Jul 13 2008
A little ditty for the Bear Stearns Apologists…
It was the rumors of problems that took down Bear Stearns, we’re told. Unscrupulous short sellers betting the stock price would go down supposedly spread rumors about Bear not having enough cash. So, for those throwing daggers at the shorters, well… the above music clip is for you.
For the rest of us, blaming the short community is a lame excuse. The reality is that when a few rumors are sufficient to expose one of Wall Street’s most venerable investment banks / brokers, and then all those in the game suggest that “they really weren’t illiquid” — well, what are we to make of it? How liquid could they have been if they were shopping themselves around since last summer? How liquid could they be if they had only a fraction of the cash around to cover immediately callable obligations?
Welcome to Wall Street’s near 100 year obsession with the ruse that is fractional reserve banking, where only a small fraction of such obligations can be covered. In other words, the entire system knows nobody — Bear Stearns or anyone of their peers — can actually meet the terms of their liquidity options, and that the entire system is rigged based on the assumption that that those who could make claims on these obligations won’t, simply because they normally don’t.
Mind you, we’re not picking on term-based obligations, where a lender agrees to part with assets for a specified period, leaving the borrower to do with them as they please over that period. We’re talking about cash-like or very short-term obligations, where the lender assumes that, at his discretion, he has access to his asset.
“Woah! No way!” is the response you’ll get from the defenders of our system. The system is not designed for everyone to take their money back at the same time, they’ll argue.
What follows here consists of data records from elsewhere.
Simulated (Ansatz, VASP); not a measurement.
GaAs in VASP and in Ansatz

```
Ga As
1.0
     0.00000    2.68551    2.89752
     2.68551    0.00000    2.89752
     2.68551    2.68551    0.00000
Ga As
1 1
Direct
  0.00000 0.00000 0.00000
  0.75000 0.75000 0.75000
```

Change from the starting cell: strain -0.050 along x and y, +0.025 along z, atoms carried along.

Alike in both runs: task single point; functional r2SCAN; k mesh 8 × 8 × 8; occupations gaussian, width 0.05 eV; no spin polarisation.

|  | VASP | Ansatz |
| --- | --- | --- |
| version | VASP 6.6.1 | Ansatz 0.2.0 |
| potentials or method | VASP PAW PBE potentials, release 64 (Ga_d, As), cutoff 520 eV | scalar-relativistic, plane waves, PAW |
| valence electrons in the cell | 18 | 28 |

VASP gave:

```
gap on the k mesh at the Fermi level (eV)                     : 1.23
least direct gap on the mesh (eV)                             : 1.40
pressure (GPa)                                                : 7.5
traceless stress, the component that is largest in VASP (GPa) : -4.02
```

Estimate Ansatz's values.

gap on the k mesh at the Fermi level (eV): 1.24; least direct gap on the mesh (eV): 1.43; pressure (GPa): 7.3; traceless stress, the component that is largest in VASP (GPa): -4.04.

This, we point out, it the ruse — the fraud, embezzlement, etc. that is modern banking, and especially so in its refined (and now collapsing) state after nearly 100 years of the Federal Reserve. The proponents are those knee deep and therefore dependent on the system are now demanding that the Fed continue to print the money to support all the baloney they’re obligated to, but tis a tool with a dying lifespan. That’s because inflation has and always be a money supply issue. The more common anything becomes, the less it is valued vs. those things not so common in supply. Hello Stagflation 2008-2012++.